Friday, January 2, 2009

On Promptings: Extension Cords & Sump Pumps

Setting:  Wednesday, church parking lot, heading to Ashley's father's house for the reception.

Mark and I plus a few other willing recruits had done a 15-minute take-down of the wedding paraphernalia in the relief society room--arch, ribbon, flowers, guest book, etc.  As we were driving away, Mark asked if we had the extension cord.  I wasn't sure.  "I'll go check," he said, and I idled the car while he zipped back into the building.  Came back out a minute later with the extension cord in hand.  It had been tucked under the curtain, behind the lighted arch, so it wouldn't show during the ceremony.

"Good job,"  I congratulated him.  We're middle aged after all, and we don't always remember things.  

"It wasn't me," he countered.  That was a prompting from the Holy Ghost.

"The Holy Ghost cares about our extension cord?"  Something to ponder.

Setting:  last night 10:30 pm, our house, in the midst of an extraordinarily heavy rain storm (3" in 24 hours)

I was sitting in my favorite green rocking chair in the living room, fiddling with this blog on the laptop, and had a clear impression to go check on the basement.  Our house is 99 years old, and the basement leaks during regular rainstorms, so an extraordinarily heavy rainstorm bears watching.  I ignored the prompting for a few minutes, then headed for the basement.  Mark was there ahead of me.

Long story short:  we had a mess on hour hands.  The sump pump was on the verge of overheating, we had water flowing in faster than we'd ever seen it before, and then we discovered that part of the reason we had so much water was that the plumber had neglected to finish plumbing the line from the sump pump when we put in all new plumbing three years ago--a great plumber by the way, except for this one defect, but he was still disinclined to climb out of bed at 10:30 pm and help us with our little crisis.  Like I say, we had a mess on our hands, because the pump was discharging--flushing might be more accurate--five or so gallons of water every 15 seconds! into the crawl space under the kitchen, and from there the water merrily found its way right back into the basement along with the deluge from outdoors.

Mark--my hero--devised a temporary fix consisting of a short pipe, the hose to his shop vac, and lots of duct tape.  Then we adjusted the sump pump to pump the sump every minute instead of every 15 seconds, and then we (finally) went to bed with the alarm set for every hour to see if we were floating away, or if the pump had burned itself out, or...  You know how you lie awake and worry about things like that?  We didn't.  We were exhausted and slept like kittens. Stupid hourly alarm.

Happy ending.  The pump cooled down, the duct tape held, and the waters receded.  Today the rain let up, and Mark went to Home Depot for official-looking plumbing joints, and he is actually--my hero!--fixing the stupid pipe.  

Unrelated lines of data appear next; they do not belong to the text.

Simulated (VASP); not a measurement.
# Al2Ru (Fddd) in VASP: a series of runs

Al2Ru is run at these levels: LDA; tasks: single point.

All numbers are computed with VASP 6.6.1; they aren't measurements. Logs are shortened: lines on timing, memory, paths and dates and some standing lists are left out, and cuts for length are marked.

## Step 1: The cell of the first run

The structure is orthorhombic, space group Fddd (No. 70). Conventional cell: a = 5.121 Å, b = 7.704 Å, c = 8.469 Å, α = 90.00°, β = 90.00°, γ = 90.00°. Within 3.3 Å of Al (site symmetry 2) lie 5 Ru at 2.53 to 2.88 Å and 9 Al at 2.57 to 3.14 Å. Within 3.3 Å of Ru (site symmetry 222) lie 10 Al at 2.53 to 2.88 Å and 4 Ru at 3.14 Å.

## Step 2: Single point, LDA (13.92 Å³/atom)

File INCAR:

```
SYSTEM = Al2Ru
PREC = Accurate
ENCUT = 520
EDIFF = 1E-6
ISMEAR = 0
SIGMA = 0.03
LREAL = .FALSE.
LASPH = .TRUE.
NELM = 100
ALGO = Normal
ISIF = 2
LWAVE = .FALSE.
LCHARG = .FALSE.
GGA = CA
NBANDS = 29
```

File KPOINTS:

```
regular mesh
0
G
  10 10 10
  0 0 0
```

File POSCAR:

This morning, lying in bed, not wanting to get up, thinking about how both of us were prompted to go to the basement last night at the same time, and how Mark was prompted to check the crawl space, at which point we discovered the magical flushing sump system...

A couple of clear impressions have come to me.  (And let me just insert here that I realize that it's not like our basement issues were the Big News of Portland last night.  While we were dealing with our little drama, several drivers--not injured, thank goodness--were trapped in a huge landslide out on Highway 26 near Mt. Hood, and the road is closed for several days while crews clean up the tons of mess.)  But back to my impressions:

1.  We received these promptings--sump pump/basement last night, extension cord the day before--as blessings because we were faithful enough to show up when we were supposed to clean the church a couple of Saturdays ago.  That was in the middle of a record snowfall for Oregon City, and none of the other helper-types showed up, and then after we cleaned all morning, church got cancelled the next day anyway because there was too much snow.  But God doesn't care.  You show up and do your thing, and then these other little blessings that you didn't even know to ask for get dropped in your lap.

2.  But then again, these promptings are out there all the time.  It's like there's a Holy Ghost Instant Alert plan that anyone can sign up for.  You just have to learn to listen.  And in some weird way, doing things like showing up to clean the church actually help you listen better.  Who knew that God cared about our extension cord and our basement?  Who knew?


Katie Lewis said...

God, apparently. Also, is Vati wearing a backwards baseball cap? How high school-Nate of him.

Anna said...

Sometimes I think that the Spirit doesn't use whispers with me at all---I think he must bellow at the top of his lungs (lungs would be metaphorical here)all the time and it is just my lack of sensitivity that makes it seem like an occasional whisper.